116 3rd St SE
Cedar Rapids, Iowa 52401
CEDAR RAPIDS — Though some residents opposed plans to build 89 single-family houses east of the Rompot neighborhood and Cargill’s contentious new rail yard site, the Cedar Rapids City Council unanimously backed the developer’s proposal for construction of new homes.
With three of nine council members absent, the council on Tuesday rejected two appeals of the City Planning Commission’s July 7 vote to OK a preliminary plat for the Kestrel Heights subdivision, which will be built in four phases over the next seven to 10 years.
The vote allows the developer, Greyhurst Enterprises, to proceed with plans to build new homes that will fill 65 acres of undeveloped land north of Otis Road SE and east of Cole Street SE.
Some residents opposed the plan because they believe it will disturb the existing green space, increase traffic, negatively affect stormwater management and violate the city’s comprehensive plan that guides Cedar Rapids’ growth.
Had there been no appeals under the city’s subdivision ordinance, the preliminary plat would not have come to the council for consideration, Development Services Manager Ken DeKeyser said.

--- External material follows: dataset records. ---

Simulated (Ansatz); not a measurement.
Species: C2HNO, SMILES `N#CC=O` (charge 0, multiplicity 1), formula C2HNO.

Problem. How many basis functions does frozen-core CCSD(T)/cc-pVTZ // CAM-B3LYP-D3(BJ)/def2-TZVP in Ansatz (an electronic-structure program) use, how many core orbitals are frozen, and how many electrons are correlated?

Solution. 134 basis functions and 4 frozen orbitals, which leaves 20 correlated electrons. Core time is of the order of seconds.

The final plat likely would have been placed on the consent agenda, though any land use or rezoning changes would have come to the elected officials.
This land is zoned Suburban Residential Large Lot District, so rezoning was not needed.
The City Planning Commission advanced the project because it met the city’s comprehensive plan. It also complies with Cedar Rapids’ subdivision ordinance because the planned infrastructure for water and sewer meets the city’s engineering design standards, DeKeyser said.
‘Nice place to live’
“Kestrel Heights will be a nice area to live in,” said Vicki Norris, co-owner of Greyhurst Enterprises. “We just feel like it’s going to really be a good thing for the neighborhood.”
Brian Norris, president of Greyhurst Enterprises, said he has communicated with neighbors and city staff to improve the development through 23 versions of the plan.
“We believe that everything has been done that the city has asked, that we have followed up on all the tasks since approval, and we are ready to move forward on the next stage of development,” he said.
Margaret Antonelli, who moved into a home on Otis Road SE from Marion shortly before the 2020 derecho, said the privacy of the southeast side was enticing. She feared having more nearby properties would disrupt that and asked for the council’s due diligence in considering the preliminary plat.
“This was the perfect house for us with the views, with the country living that we all love — everything that we wanted,” Antonelli said.
Antonelli also was concerned about the attempt to sell homes near Cargill’s rail yard on Stewart Road SE, which is slated to be operational by September though the project remains in litigation. She said she wanted transparent conversations with the city and developer, and for the city to be honest about the neighborhoods this will affect.
“Do we really want kids playing down by the rail yard and railroad?” Antonelli asked.
Heidi Horner, who appealed the planning commission’s decision on the subdivision, said the character of the neighborhood is nature and open space. Her main argument was that the development violated the city’s comprehensive plan and said this area was not part of the growth plan and lacks key infrastructure to support residential development.
“This specific project has snowballed from the original concept of a handful of nice large lots in a park into an absolute mess of tiny little lots crammed together so that the developer can afford the required infrastructure,” Horner said.
DeKeyser said amenities and services such as trails or transit access are based on existing and planned needs, but a development usually precedes those things, so a lack of services in the existing area would not be grounds to disqualify the development.
Council member Ashley Vanorny said the city’s annual Maxwell housing study, which shows the demand for various types of housing in Cedar Rapids, demonstrates the need for single-family houses like the ones planned for Kestrel Heights.
A May draft copy of the study, presented recently to the council’s Development Committee, shows demand for 1,596 single-family homes through 2030.
Vanorny said residents need to be prepared for their neighborhoods to change as surrounding areas grow.
“When we have these things available, we have to realize that just because it’s what it is now doesn’t mean that we can promise you that, or unless you own that land that you get to keep it that way,” Vanorny said.
Mayor Tiffany O’Donnell agreed the city needs the addition to its housing stock.
“We’d like to have housing, though not at the peril of other neighbors, so everything we can do to mitigate disruption is appreciated,” she told DeKeyser.